The Dahomey Amazons

Originally posted on Instagram 19th March 2022

Who were they?

The Dahomey Amazons—traditionally called the N’Nonmiton—were an army of women in the Kingdom of Dahomey, present-day Benin.

Their origins are somewhat murky, but there were records of women warriors in the region from the eighteenth century. Originally, they were less of an army than the king’s bodyguard—there was a rule forbidding other men to reside in the palace, so permanent guards had to be women.

They started as just 40, but at their peak they numbered around 6000. All Amazons were ahosi—king’s wives—and as such they were afforded the utmost respect.

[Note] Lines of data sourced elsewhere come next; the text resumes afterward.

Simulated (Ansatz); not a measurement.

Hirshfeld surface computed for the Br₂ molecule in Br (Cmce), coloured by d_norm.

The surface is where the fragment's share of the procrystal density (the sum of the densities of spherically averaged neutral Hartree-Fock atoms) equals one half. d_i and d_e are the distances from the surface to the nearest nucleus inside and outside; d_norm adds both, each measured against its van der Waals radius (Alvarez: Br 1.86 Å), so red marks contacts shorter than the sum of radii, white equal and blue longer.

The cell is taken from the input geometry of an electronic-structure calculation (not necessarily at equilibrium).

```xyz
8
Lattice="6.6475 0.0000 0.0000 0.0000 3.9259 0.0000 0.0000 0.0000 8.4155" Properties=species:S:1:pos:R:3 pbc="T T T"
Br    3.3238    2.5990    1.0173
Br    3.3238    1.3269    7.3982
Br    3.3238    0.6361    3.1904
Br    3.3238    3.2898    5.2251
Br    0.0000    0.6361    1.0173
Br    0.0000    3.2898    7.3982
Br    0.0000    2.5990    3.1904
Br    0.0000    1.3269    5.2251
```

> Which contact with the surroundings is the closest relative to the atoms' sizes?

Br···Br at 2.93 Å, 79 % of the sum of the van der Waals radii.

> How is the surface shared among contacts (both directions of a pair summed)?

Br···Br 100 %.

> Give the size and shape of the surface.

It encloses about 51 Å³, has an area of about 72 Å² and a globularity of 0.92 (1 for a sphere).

warrioresses … fight with extreme valor, always ahead of the other troops. They are outstandingly brave … well trained for combat and very disciplined.‘ – a French soldier about the Dahomey Amazons

Organisation

Divided into several corps with commanders, uniforms, weapons, and traditions.

Specialist units:

  • Blunderbuss-women
  • Elephant hunters – the bravest
  • Razor women – infantry
  • Archers – used mainly as scouts
  • Reapers – the most feared; preferred the close-up kill and used machetes that cut a victim clean in half

The women were put through vigorous training which included scaling a wall of thorns without showing pain and ‘insensitivity training’—killing captives.

In 1889, a French officer watched a teenage recruit named Nanisca as she approached a prisoner and “swung her sword three times with both hands, then calmly cut the last flesh that attached the head to the trunk… She then squeezed the blood off her weapon and swallowed it.”

Seh-Dong-Hong-Beh, a leader of the Amazons, drawn by Frederick Edwyn Forbes, 1851

‘Transformation into Men’

Dahomey Amazons were not proponents of women’s rights; they viewed their status as soldiers as transforming them into men.

One Amazon said that, after she had killed and disemboweled her first victim, she was told ‘You are a man’.

Foreign enemies, however, often regarded the Amazons as superior to the male soldiers:

“their appearance is more martial than the generality of the men; and if undertaking a campaign, I should prefer the females to the male soldiers of this country” (John Duncan, 1845)

The End

The Amazons were undoubtedly fierce fighters, and they were said to terrify the French. They used any method of killing they could—one soldier witnessed an Amazon tearing a man’s throat out with her teeth.

But the Second Franco-Dahomean War was their death knell. Their numbers were greatly reduced after several defeats, and they would never recover.

It is said that after one of the final battles, of 434 Amazons fighting, just 17 survived.

The war ended in November 1892 when the King of Dahomey set fire to his palaces and fled. Both the kingdom and the Amazons were over.

“If soldiers go to war they should conquer or die.”